Airgap Portal
Designing a tool to manage product deployments between Honeywell site reliability engineers (SREs) and customer engineers.
Product
Honeywell, Developer Portal
Platform
Web app
TL;DR
Overview
Honeywell customers host our products on cloud or on-premise environments. These customers do not want to give Honeywell engineers access to their data, so customers must deploy new product versions or configurations themselves.
Role
UX design lead
Completion
August 2024
Problem statement
Honeywell Site Reliability Engineers (SREs) must manually package product deployments for customer handoff, which can take up to five days. This is an inefficient timeline for both SREs and customers.
A solution is needed to create deployment packages quickly, as well as allow customers to create their own.
Goals
Create an efficient experience to create and download deployment packages
Consider both users of a Honeywell engineer and customer engineer
Use Material UI to maintain consistency with the Honeywell Developer Portal
Sample user flow - Create package download
User stories
The Airgap Portal serves 3 main users between internal Honeywell engineers and external customer engineers.

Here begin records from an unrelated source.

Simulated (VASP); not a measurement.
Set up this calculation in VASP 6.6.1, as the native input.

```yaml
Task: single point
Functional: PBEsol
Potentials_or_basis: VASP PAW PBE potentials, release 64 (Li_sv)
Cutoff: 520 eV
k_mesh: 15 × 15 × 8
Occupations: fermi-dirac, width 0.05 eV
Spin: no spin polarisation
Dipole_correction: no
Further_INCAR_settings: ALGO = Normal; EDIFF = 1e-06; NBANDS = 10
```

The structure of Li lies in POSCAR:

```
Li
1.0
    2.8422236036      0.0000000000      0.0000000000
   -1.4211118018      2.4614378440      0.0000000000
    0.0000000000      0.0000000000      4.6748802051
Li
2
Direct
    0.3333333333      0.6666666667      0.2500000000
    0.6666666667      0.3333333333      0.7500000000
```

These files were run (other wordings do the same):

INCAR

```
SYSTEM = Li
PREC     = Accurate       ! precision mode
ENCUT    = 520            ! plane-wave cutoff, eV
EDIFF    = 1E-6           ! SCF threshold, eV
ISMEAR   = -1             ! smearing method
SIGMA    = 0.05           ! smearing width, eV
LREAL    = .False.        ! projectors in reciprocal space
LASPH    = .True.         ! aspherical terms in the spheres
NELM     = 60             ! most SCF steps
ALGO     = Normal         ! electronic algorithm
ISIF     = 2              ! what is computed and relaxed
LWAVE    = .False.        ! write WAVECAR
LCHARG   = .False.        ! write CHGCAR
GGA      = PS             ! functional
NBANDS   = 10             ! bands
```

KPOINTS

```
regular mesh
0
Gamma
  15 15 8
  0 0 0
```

Honeywell Site Reliability Engineer (SRE):
"As a SRE at Honeywell, I need to simplify customer onboarding and job deployments so our customers have product solutions that work as expected with minimal downtime."
Honeywell Saas-Ops Engineer:
"As a Saas-Ops engineer, I need to view the products owned by specific customers so I can ensure our environment is secure as well as manage on or off-boarding of customers.
Customer Engineer (external):
"As a customer engineer, I need to download job deployments for our (on-premise or cloud) product so the tool is up-to-date and runs smoothly."
User flows
Download & deploy a package
Primary task flow (Customer engineer):
Login —> Airgap home screen (Package downloads)
Create new package —> Fill out form
Submit form —> Package job begins running
Package is ready —> Download package
Deploy package into the environment
View my products
Primary task flow (Honeywell SRE):
Login —> Airgap home screen (Package downloads)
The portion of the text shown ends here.